College to Success

As someone entering what will be my last year of high school in September, I get many questions about college, and what I will do with my life. Although I am expected to go to college by family because I'm an honour role student, I am not entirely sure that I want to go to college. My family disapproves of such thoughts on my part, so I do not often have the opportunity to explain why I'm not sure if I want to go to college.

I don't very much like school. Sitting at a desk taking notes for close to an hour per class is not my idea of fun. Although I enjoy reading and learning, I'd prefer to learn by doing. I like art classes for this very reason. I am not forced to sit in a chair and drool while the teacher lectures. If I want to learn how to use a pottery wheel, I can throw a pot on the wheel. If I want to learn more about certain artists or art forms, then I can do further research on my own.

Homework is a huge problem for me. Although I rarely miss a homework assignment, I absolutely despise doing homework. I do enjoy writing, but teachers could try to a little harder to come up with interesting topics to write about. Homework assignments tend to cause more stress than they're worth. I also find homework assignments to be incredibly boring.

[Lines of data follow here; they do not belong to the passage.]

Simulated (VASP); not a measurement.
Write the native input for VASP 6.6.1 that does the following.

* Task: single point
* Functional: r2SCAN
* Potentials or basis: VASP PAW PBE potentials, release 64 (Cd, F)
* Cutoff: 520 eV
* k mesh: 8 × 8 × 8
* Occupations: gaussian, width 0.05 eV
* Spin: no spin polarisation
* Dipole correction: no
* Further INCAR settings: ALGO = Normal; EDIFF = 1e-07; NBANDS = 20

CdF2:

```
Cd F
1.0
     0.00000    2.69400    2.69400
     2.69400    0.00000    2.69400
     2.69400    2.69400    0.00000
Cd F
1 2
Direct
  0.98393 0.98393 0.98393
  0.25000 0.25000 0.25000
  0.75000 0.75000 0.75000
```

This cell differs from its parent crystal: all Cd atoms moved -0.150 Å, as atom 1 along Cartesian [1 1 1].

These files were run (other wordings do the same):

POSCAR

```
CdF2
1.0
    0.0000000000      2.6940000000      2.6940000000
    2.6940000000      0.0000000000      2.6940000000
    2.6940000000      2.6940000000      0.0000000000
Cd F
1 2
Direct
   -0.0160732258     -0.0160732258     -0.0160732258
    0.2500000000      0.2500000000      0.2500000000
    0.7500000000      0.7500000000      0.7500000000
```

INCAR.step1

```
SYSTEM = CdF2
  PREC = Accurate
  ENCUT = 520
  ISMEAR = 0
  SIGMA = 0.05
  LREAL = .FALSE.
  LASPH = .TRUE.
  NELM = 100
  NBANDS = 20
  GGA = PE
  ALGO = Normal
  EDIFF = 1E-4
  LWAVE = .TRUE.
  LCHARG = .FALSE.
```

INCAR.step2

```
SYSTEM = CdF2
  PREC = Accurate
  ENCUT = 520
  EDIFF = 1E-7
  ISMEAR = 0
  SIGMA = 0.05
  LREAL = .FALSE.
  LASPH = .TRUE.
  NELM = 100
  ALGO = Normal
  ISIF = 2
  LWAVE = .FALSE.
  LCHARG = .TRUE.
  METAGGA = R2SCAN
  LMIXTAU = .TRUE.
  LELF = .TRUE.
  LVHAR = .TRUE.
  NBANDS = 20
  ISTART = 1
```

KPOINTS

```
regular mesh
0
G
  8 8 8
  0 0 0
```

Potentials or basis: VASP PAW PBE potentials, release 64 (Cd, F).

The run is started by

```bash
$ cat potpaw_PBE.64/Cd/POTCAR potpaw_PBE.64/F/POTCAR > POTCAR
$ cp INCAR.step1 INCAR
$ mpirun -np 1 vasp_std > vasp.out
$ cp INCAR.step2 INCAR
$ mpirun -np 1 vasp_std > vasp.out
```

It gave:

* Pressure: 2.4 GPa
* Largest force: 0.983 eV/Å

My grades are high enough for me to be on the honour role, but I find school very difficult. I get distracted at every noise. If a door in a classroom is opened and someone walks by in shoes that make a lot of noise, I lose all concentration on the work that I was supposed to be doing. If the classroom has windows, especially if they're opened, I have no hope of concentrating on the teacher or assignments. If other students are talking, it's difficult for me to concentrate on almost anything.

Why aren't I allowed to say that I'm considering career paths that involve certificates rather than a college degree? I can take programs in school that will allow me to get an Advanced Regents Diploma and certification in architecture (CADD), cosmetology, construction, auto body repair, and diesel technology. Although many of these programs will lead to so called blue-collar jobs, I have absolutely no problem with being considered blue collar. I'm really not interested in owning a big house, or going on vacations every year. I just want to be able to get a job, and hopefully get married and adopt children from the foster care system.

I'm not going out of my way to disappoint anyone. I'm just not interested in sitting in a cubicle in front of a computer. I'm not really interested in getting a job that I hate just because I can make good money. Is there really something so wrong with that, or is it just a problem with me? College doesn't necessarily lead to success, especially in today's society. Why can't I make a decision about college without having to consider the material dreams of others? I have to live my life, and I don't very much feel like being told how to live it. I only want a chance to find a job that I like.

Do not yell at me for not wanting to go to college. I see no reason to spend thousands of dollars on college tuition just to find out that I'm in another schooling program that I have no desire to be in. I see no reason to pretend that I'm into the whole schooling thing, when I'm not. There is more than one way to develop the skills necessary for a career. College is not the only way.